Women's Rights in United States

One of these rights was suffrage. Women"s suffrage was one of the highest goals. Due to the perception of women being inferior, men did not think that they should be granted the right to vote. In some colonies property ownership determined suffrage. This allowed very few women to vote because most women did not have enough money or power to own any land. By the 19th century, most states dropped the property qualification and extended voting rights to all adult males. This setback women"s suffrage even further. (DuBois 42-45).

             The fight for women"s suffrage occurred through the abolitionist and temperance movements, though sometimes even these movements set back women"s rights. Lucretia Coffin Mott and Elizabeth Cady Stanton were supporters of the abolitionist movement, though when requesting the right to speak at The London Anti-Slavery Convention of 1840, they were denied. This led American suffragists to create a movement dedicated only to women"s rights. Prominent early in the movement were, besides Mott and Stanton, the brilliant American feminists Susan B. Anthony, Lucy Stone, Abby Kelley Foster, and Ernestine Rose. American men active in support of woman suffrage included the clergymen Henry Ward Beecher and Wendell Phillips and the essayist and poet Ralph Waldo Emerson. (DuBois 54-57).

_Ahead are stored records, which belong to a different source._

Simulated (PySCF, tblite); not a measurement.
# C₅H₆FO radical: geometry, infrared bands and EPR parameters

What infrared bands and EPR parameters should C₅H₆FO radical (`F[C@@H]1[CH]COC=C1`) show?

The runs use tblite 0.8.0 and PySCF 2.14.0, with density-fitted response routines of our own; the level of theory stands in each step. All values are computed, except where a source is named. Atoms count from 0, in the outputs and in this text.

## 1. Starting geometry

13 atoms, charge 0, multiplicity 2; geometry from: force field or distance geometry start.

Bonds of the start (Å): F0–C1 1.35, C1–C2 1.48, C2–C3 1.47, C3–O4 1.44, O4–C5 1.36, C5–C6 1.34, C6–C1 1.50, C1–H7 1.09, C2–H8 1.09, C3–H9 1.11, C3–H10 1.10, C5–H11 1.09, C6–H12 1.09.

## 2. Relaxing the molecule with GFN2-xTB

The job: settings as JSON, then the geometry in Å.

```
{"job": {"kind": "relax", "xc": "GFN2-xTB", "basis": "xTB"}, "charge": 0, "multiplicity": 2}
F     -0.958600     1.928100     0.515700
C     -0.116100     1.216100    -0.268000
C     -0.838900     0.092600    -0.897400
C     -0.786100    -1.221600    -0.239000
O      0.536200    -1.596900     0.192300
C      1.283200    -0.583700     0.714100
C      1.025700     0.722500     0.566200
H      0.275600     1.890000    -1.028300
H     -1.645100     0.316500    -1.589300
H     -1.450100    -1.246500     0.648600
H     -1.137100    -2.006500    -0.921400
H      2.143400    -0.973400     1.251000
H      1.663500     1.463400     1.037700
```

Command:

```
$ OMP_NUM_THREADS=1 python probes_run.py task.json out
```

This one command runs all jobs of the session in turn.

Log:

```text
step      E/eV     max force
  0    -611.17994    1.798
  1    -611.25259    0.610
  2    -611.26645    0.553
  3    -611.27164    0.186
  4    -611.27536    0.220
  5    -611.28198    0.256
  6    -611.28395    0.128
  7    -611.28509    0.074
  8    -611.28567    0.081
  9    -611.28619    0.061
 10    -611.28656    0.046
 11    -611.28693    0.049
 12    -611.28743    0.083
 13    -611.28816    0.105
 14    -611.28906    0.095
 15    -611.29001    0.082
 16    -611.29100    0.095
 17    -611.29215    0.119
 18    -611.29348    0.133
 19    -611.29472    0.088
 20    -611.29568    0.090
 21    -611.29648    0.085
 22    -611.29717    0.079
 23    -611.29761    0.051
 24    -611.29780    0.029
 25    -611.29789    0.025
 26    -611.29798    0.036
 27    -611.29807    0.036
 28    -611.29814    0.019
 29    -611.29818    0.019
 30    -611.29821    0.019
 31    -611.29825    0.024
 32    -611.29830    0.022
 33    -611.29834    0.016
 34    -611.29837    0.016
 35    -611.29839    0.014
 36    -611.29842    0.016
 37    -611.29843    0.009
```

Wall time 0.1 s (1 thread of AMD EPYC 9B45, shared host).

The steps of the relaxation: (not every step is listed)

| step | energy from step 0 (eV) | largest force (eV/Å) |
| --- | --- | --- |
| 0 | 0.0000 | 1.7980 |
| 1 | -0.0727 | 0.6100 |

             In July 1848, Mott and Stanton organized the first women"s rights convention, which met at a Wesleyan church chapel in Seneca Falls, New York. 100 to 300 people attended this convention, many male supporters. The convention adopted a Declaration of Sentiments, which was made to be a translation of the American Declaration of Independence into terms, which fought for the rights of women. The public reaction to this was not very positive. Many significant Americans supported this cause and this new declaration; William Lloyd Garrison and Horace Greeley were among the supporters. The great majority of newspapers responded with anger, ridicule and many comments were made against the cause.